Unfortunately, in the name of Capitol devotion, the Senate is giving House Republicans more reason to drag their feet or strike a harder bargain. They’re also threatening to complicate an already complex renovation. Senators confess that they chose $30 million in cash for the Capitol not because they had a workable plan for its use, but because they deem it an affordable sum. If that’s all that’s provided this year, project plans will need a costly redo.
What’s more, by adding the wrinkle of a new office building, presumably for senators, the Senate is creating suspicion that its cash-for-the-Capitol move is really an bid to improve its members’ own digs.
In fact, building a new legislative office building is an idea worth considering. The modern Capitol functions too much as a Senate office building, something Cass Gilbert never intended.
Current plans call for fewer Senate offices in the renovated Capitol as its public spaces are enlarged and mechanical systems upgraded. That will mean that the future Capitol won’t be able to house an entire Senate majority, as it has for at least four decades. Reserving the Capitol for majority and minority Senate leaders’ offices and for more ample committee and large-group meeting space is a sensible notion.
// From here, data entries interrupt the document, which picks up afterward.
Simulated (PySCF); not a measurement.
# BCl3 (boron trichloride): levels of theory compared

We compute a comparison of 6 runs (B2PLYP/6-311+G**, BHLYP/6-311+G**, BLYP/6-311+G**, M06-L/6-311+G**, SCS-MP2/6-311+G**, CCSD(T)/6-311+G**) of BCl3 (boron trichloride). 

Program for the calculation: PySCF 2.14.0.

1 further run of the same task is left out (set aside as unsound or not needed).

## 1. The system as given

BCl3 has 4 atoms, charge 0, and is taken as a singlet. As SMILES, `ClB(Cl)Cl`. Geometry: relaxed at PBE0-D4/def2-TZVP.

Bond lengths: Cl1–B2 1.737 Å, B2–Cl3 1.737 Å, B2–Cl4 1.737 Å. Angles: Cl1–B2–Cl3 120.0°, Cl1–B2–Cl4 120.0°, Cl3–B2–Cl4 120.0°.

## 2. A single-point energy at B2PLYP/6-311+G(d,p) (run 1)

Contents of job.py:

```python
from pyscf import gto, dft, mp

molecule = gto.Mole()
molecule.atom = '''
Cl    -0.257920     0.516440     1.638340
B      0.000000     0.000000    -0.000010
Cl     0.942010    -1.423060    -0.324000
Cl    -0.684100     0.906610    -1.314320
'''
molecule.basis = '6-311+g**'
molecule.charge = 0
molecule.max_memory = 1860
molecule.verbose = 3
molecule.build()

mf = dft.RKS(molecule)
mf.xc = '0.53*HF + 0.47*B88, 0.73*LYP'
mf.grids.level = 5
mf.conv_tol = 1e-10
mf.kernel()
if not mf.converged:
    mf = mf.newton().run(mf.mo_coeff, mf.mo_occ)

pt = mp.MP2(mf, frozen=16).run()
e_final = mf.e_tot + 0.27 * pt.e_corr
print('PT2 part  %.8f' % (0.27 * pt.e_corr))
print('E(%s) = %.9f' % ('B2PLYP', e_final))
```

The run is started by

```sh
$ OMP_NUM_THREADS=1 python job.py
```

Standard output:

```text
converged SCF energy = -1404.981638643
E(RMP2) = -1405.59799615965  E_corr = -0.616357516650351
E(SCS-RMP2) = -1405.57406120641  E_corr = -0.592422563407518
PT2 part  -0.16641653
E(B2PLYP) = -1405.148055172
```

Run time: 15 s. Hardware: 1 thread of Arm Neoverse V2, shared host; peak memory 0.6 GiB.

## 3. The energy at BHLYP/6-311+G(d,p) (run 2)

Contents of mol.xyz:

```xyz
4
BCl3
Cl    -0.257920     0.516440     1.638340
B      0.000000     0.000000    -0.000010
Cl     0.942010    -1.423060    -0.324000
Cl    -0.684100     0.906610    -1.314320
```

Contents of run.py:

But simply popping that idea into a tax bill in the last month of a legislative session isn’t the way to convince other legislators — let alone Minnesotans — of its merit. Proponents of this idea have a lot of selling to do, and the tax conference committee isn’t the right venue for an office building sales job. The Capitol and any agreed-upon office building across University Avenue belong in a robust bonding bill.